Springerle are a German rolled Christmas cookie. My great-grandmother made these cookies and my grandmother remembered them fondly.

Springerle means “little jumper” or “little knight” and it borrows its technique from that used to emboss designs on Christian bread. The different designs on springerle have evolved a little over the years.

Although they’re not labor-intensive, you do need a special rolling pin in order to make these cookies authentic.

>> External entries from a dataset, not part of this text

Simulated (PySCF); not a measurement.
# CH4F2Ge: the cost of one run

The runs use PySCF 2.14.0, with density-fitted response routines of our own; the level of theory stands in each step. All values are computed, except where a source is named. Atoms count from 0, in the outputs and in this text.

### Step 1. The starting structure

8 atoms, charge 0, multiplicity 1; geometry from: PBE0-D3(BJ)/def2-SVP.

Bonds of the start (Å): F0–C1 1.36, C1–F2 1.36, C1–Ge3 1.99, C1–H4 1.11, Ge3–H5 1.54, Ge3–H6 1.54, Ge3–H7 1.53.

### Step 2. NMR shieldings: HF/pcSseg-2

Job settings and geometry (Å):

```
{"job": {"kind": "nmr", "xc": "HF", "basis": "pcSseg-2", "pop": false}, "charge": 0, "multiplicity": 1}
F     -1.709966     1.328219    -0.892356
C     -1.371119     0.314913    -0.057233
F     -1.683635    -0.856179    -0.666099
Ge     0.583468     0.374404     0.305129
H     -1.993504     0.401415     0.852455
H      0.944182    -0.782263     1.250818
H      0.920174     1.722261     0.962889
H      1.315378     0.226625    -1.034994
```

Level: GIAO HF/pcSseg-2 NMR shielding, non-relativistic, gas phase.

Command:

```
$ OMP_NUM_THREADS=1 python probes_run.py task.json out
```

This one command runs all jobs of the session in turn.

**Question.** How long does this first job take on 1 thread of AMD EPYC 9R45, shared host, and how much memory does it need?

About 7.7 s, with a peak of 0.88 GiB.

My family no longer has my great-grandmother’s recipe, so I’m relying on this springerle recipe which was submitted to AllRecipes.com by Rosemarie Magee.

Springerle

Ingredients

 

4 eggs

2 tablespoons butter

2 teaspoons baking powder

1/4 teaspoon salt

2 cups white sugar

4 cups all-purpose flour

1/4 cup anise seed

Directions

 

Beat eggs in large mixing bowl until very light.

Add sugar and butter. Cream together until light and fluffy.

Sift flour, baking powder, and salt. Add dry ingredients and combine.

Knead dough until smooth … add more flour to get a smooth dough if necessary.

Cover dough and allow to chill in refrigerator for at least 2 hours.

Roll onto slightly floured board to 1/2 inch thickness. Then roll again with springerle roller to make designs. Cut at border. Sprinkle anise seed on clean tea towel and place cookies on this. Allow to stand overnight (don’t cover) to dry.

Bake 12 to 15 minutes at 325 degrees F (170 degrees C).

Cool completely. Store in tight tin container … the longer they are stored, the more anise flavor they take up.